Toronto and its politicians got a real ear-full on Friday when they found out that Sidewalk Labs’ small project, a 12-acre plot of land called Quayside with tech-friendly development, actually wants to develop 350 acres and draw profit from sources including higher property taxes and a share of developer fees, the Toronto Star reports.
Actually, all levels of government officials, from City Hall to Queen’s Park and Parliament Hill were left in a state of shock at the audacious plan that would develop and tax a huge swath of prime, mostly public city property.
“There is no way on God’s green earth that Premier Doug Ford would ever sign off on handing away nearly 500 acres of prime waterfront property to a foreign multinational company,” a senior official tells the Star.
Toronto City Councillor Paula Fletcher, whose Ward 14 includes the Port Lands expressed her concerns about the proposal, reports Reuters. “I was terribly shocked because this was not within the scope of the project. I think it’s a big credibility problem for everybody.”
In Ottawa, a spokesperson for Infrastructure Minister François-Philippe Champagne said the deal with Sidewalk hasn’t changed. “The scope of the Quayside redevelopment remains confined to a portion of the Port Lands and does not exempt Sidewalk Labs from any of the normal planning or regulatory processes at any of the three orders of government,” wrote Pierre-Yves Bourque in an email.
But it gets worse
This whole mess came about after the Washington Post ran a story on Friday describing how Google had used anonymous holding companies and confidentiality agreements to buy up land across the United States in order to secure tax breaks.
Sidewalk Lab’s CEO Dan Doctoroff told the Star they plan to kick-start development in Toronto’s Port Lands by investing in underground infrastructure, and financing a publicly owned light rail transit line. He explained that the company would get its investment back by and make a “modest profit” from its share of developer fees, increased property taxes and increased land value that comes from its investment.

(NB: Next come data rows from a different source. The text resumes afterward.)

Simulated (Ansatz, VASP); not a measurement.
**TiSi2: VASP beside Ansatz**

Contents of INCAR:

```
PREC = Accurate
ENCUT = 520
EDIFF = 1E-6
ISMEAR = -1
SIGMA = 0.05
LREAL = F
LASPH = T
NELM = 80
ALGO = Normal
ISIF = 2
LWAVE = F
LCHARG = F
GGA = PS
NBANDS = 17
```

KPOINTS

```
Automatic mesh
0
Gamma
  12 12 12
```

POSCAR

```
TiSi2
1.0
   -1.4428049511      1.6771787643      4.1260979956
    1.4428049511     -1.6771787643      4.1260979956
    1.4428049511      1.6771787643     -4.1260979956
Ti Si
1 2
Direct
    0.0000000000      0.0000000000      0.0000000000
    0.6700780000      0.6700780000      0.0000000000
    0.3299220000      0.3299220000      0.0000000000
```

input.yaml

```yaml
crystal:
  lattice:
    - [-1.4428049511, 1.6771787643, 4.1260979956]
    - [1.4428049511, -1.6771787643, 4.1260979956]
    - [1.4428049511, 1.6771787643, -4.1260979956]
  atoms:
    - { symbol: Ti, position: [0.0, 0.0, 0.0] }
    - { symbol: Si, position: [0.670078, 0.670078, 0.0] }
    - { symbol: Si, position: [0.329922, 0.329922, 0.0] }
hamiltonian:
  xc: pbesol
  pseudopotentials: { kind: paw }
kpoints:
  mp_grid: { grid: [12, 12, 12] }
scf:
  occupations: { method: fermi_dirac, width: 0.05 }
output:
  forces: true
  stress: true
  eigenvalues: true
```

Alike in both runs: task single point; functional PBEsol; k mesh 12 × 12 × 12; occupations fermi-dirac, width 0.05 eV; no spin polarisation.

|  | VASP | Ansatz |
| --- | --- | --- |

Of course, the profits from this revenue stream – estimated to be over $6 billion over 30 years – they plan on sharing with the city. “We’re prepared to take the risk up front of developing a model to help make that happen, and we’re prepared to essentially get paid back when we’ve demonstrated that it can be successful,” he said. “We don’t actually benefit until there’s successful development.”
Sidewalk spokesperson Keerthana Rang said: “We are excited about the proposal that is coming together and we think Torontonians will be too.” That remark may be stretching it a bit because the project has already faced opposition from locals over data privacy concerns.